Monday, November 30, 2009

Art that feasts on Tiffin boxes

Dabbawala acts as a starter to the contemporary Indian art feast, proclaimed writer Silvia Radan of The Khaleej Times in a recent essay.

Talented artist Valay Shende’s Dabbawala was selected as an opening piece in a major show of the modern & contemporary Indian art retrospective, entitled ‘‘Spectrum’, in Abu Dhabi. The dabbawala, the tiffin box carrier is Mumbai’s highly efficient system of carrying and serving lunch to office goers.

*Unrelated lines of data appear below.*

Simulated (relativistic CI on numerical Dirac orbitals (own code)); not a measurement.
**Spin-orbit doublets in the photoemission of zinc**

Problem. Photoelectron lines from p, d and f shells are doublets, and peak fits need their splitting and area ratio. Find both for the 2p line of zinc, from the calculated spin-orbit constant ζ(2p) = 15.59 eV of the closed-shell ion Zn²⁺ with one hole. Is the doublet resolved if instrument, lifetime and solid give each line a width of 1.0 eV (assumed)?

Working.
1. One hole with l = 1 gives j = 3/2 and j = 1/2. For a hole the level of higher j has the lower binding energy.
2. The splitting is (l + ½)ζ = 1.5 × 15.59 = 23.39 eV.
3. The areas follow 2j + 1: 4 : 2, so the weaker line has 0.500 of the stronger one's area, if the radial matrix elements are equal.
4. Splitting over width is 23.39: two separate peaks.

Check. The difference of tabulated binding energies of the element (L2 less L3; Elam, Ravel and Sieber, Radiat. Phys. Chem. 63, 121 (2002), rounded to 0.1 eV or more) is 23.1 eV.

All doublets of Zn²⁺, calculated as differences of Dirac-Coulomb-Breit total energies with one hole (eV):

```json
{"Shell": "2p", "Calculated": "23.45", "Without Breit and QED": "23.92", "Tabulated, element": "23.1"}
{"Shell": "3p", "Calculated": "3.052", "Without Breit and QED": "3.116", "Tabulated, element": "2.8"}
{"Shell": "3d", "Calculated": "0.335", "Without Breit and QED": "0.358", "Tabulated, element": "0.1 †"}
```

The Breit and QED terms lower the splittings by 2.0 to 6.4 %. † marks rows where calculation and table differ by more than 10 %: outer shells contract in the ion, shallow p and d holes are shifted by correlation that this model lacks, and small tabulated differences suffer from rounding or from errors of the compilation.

The home cooked food, packed in a box is given to a carrier, who ensures it reaches the right person at the right time. The complexity and efficiency of the system impressed even Prince Charles so much that he invited a few dabbawalas as guests to his wedding ceremony.“

The dabbawala has been perfected to such details that some may call it a work of art, but how can it actually be translated into art, worthy of an international exhibition? The news report provides the answer by mentioning, "If you ask talented artist Valay Shende, he will tell you to create a copper and golden looking metal sculpture of a standing man in front of his bicycle, the man “dressed” in traditional Mumbai attire, made out of small watches and his bicycle packed with “boxes” in the shape of a human stomach."

The art exhibition was recently set up in a new improvised gallery at Emirates Palace.The Indian Embassy had organized it in cooperation with the Abu Dhabi Authority for Culture & Heritage as a gesture of friendship and deepening relations between Emiratis and Indians.

Incidentally, Bose Krishnamachari's ‘GHOST/TRANSMEMOIR' includes over 100 metal cans used by the city's famous delivery men of Tiffin boxes. In this compelling installation the lunch boxes are mounted on iron scaffolding and contain LCD monitors. The tangle of wires, hand straps, headphones and metal containers is a play on the indomitable spirit and energy of the people of Mumbai, a city constantly on the move.